Something that has never annoyed me before has begun to annoy me. When a book describes the scene, I don't really see the point in it a lot of the time. It's important to know it's a woman's bedroom, but why does it matter that she has a blue straw hat and a three piece mirror, some brown gloves, an electric fan and the letter K stitched into her bed sheets?
If the author just said 'a lady's bedroom' isn't that all we really need? Am I being dumb?
perhaps it's beautiful but you can't see it because you're reading a translation perhaps it's beautiful but you don't see it because you're too young perhaps the author is just doing what he's used to do, because most people like it or because he's a good student perhaps he gets paid more by writing a longer book perhaps there are symbols everywhere and the blue straw hat is like the sky in which she believes she can fly there are a lot of bad reasons, a lot of good ones too. It kinda suck not to be able to pick the right one.
Blake Stewart
Why does everything need to have a "point"? If vital information is all you're after, just read the sparknotes, or a synopsis on wikipedia, save yourself a dozen hours. What if the author just wanted to tell you about the woman's blue strawhat simply because that's how her room manifested in his imagination? Isn't it what fiction literature ultimately all about, people sharing their imaginations?
Benjamin Hernandez
Well, the author is trying to make the scene present to you. Also such details may have a significance with respect to other things in the book ("symbolism," though I think the idea is broader than that tired term suggests).
Ryan Johnson
>. It's important to know it's a woman's bedroom, but why does it matter that she has a blue straw hat and a three piece mirror, some brown gloves, an electric fan and the letter K stitched into her bed sheets? the symbolism will eventually trickle down onto your plebian mind
Christian Wilson
I don't know the book, but this description alone explains (or reinforces) many things. Brass beds are expensive and those come from New Orleans, so it's really expensive. My bet is old money Asian family. The description shows some distance between the father and the heirs too. Was he a cold and severe businessman instead of a loving father?
>The description shows some distance between the father and the heirs too. Was he a cold and severe businessman instead of a loving father? Hm?
Book is 'the sailor who fell from grace with the sea' btw
Xavier Perry
Yes, you are being dumb.
Descriptions can be a very powerful tool for storytelling. Take the bedroom of a hoarder and a control freak, per example. The bedroom of the hoarder will be full with useless mementoes, pointless trivia and mess that will make it harder for the characters to traverse. Through the description of someone's bedroom, the author conveys important information about that someone's personality (the lack of control over himself, impulsive consumption, unable to say that is and is not important, etc).

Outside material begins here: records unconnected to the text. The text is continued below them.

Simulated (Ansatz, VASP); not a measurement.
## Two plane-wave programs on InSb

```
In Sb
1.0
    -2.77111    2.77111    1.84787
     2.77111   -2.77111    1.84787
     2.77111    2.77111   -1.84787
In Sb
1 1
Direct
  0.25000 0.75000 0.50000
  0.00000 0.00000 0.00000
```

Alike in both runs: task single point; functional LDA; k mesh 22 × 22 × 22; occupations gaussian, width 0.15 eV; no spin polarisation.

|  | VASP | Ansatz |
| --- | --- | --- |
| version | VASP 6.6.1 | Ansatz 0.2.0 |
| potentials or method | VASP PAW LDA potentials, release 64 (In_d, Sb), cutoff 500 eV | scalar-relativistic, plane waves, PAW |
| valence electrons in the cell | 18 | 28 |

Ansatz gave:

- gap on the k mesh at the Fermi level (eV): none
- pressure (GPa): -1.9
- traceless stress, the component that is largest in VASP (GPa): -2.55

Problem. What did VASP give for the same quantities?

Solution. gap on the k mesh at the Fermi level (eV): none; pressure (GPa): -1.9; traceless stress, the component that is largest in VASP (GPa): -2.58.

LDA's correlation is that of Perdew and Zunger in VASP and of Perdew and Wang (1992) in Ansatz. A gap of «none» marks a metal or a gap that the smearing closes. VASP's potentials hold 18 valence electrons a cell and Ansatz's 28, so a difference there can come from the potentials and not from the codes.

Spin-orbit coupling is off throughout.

Now imagine the bedroom of a control freak. The description of unecessary organization will also convey important information about that person, although incomplete. Why incomplete? We know that person has a severe obsession with control, yet we don't know why. That already produces some curiosity for the reader.
--- Besides that, descriptions are also useful for convey the passage of time. Hence Lord of the Rings, a novel that will go in detail about the ins and outs of a forest that we'll never see again. Tolkien isn't wasting our time, he's actually portraying the idea of a voyage through his descriptions.
A common sin in the YA novels I receive is that they will go on and on about the characters' appearances without a goal. This is not a sin of descriptions in general, but a sin of the writer. Because a character's appearance can also be useful to convey information (yes, you'll be wasting your reader's time if you describe without a purpose). If you want a subtle way of saying someone is in a hurry, you don't need to have the character say 'I'm in a hurry!'. That is trivial.
A smarter way is to describe that character's clothes according to how in a hurry they are. Their ties will have weak knots, their hair won't be properly combed, they might have coffee smudges and stains on their clothes, they'll heavy breathe, their beard might be unshaved, the possibilities are endless.
>an example about descriptions of bedroom
Dostoieviski isn't famous for descriptions. That's why you should pay extra attention when he actually describes a place. Take Raskolnikov's tiny room in Crime and Punishment, and how depressive and oppressing his shack is.
I kinda feel the same way. Descriptions can be useful to establish mood or traits, but when it's done as plot progression it usually gets a bit dull and pointless and a lot of times I just half understand it, just like written fight scenes which are usually dull and boring to read.
Luke Morris
>getting brainlet filtered by fucking Mishima of all things How?
Christian Stewart
Best post ITT so far
Samuel Phillips
>am i being dumb? Kind of, yeah. Describing a scene can be important in the same way that set design for a film or a play can be important. It can set the mood, add characterization, add world building, it can feature metaphors or symbolism, and I'm sure quite a few more things that I can't think of off the top of my head.
That being said, I agree that a lot of writers suck dick at describing the scene to the point where it would benefit those writers if they just said "lady's bedroom".